Standard Deviation

karthik · created · flag

$$\sigma=\sqrt{\frac{\sum_{i=1}^{N}\left(X_{i}-\mu\right)^{2}}{N}}$$

Standard deviation $\sigma$ is just the square root of variance $\sigma^2$. But what does it mean?

Standard deviation, in simpler words, is just the average of the difference between all data points and the mean of the given data. Standard deviation is how you measure how varied the data points are in the distribution. But wait, that’s the same thing as variance!

Take a look at the above output. Variance is 33333 for the dataset sierra. But our data points don’t vary that much, does it? It’s -300 to 300. If our data points were to have a unit like metre, variance will be in a unit of metre squared. So to make sense of the data in metres, we use standard deviation.

Standard deviation simply represents the spread of the data in its absolute unit. This way, we can represent the measure of dispersion in a relatable way. Take a look at the output of the following program to grasp this.

import numpy as np

# Data
sierra_points = np.array([-300, -200, -100, -100, 0, 100, 100, 200, 300])
tango_points = np.array([-3, -2, -1, -1, 0, 1, 1, 2, 3])

# Mean
print("Mean of sierra is: {}.".format(np.mean(sierra_points)))
print("Mean of tango is: {}.".format(np.mean(tango_points)))

# Median
print("Median of sierra is: {}.".format(np.median(sierra_points)))
print("Median of tango is: {}.".format(np.median(tango_points)))

# Variance
print("Variance of sierra is: {}.".format(np.var(sierra_points)))
print("Variance of tango is: {}.".format(np.var(tango_points)))

# Standard deviation
print("Standard deviation of sierra is: {}.".format(np.std(sierra_points)))
print("Standard deviation of tango is: {}.".format(np.std(tango_points)))

The above program gives the following output.

Mean of sierra is: 0.0.
Mean of tango is: 0.0.

Median of sierra is: 0.0.
Median of tango is: 0.0.

Variance of sierra is: 33333.333333333336.
Variance of tango is: 3.3333333333333335.

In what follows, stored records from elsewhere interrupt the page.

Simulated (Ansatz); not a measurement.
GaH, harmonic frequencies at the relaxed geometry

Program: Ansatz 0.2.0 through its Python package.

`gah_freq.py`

Standard deviation of sierra is: 182.57418583505537.
Standard deviation of tango is: 1.8257418583505538.

So if the unit of sierra were to be in metres, then the standard deviation is 182 metres.

Practical application of variance and standard deviation

If both variance and standard deviation measure the spread of the data, you may wonder what is the significance of calculating both. As mentioned above, variance does not have an absolute reference to the unit used in the data anymore. In that case, standard deviation represents the spread of the data with an absolute reference to the context of the data. So in general, variance is mathematically used and standard deviation is used in contexts where you need an absolute representation of the dispersion. In short, interpretation of the dispersion becomes easier with standard deviation compared to variance.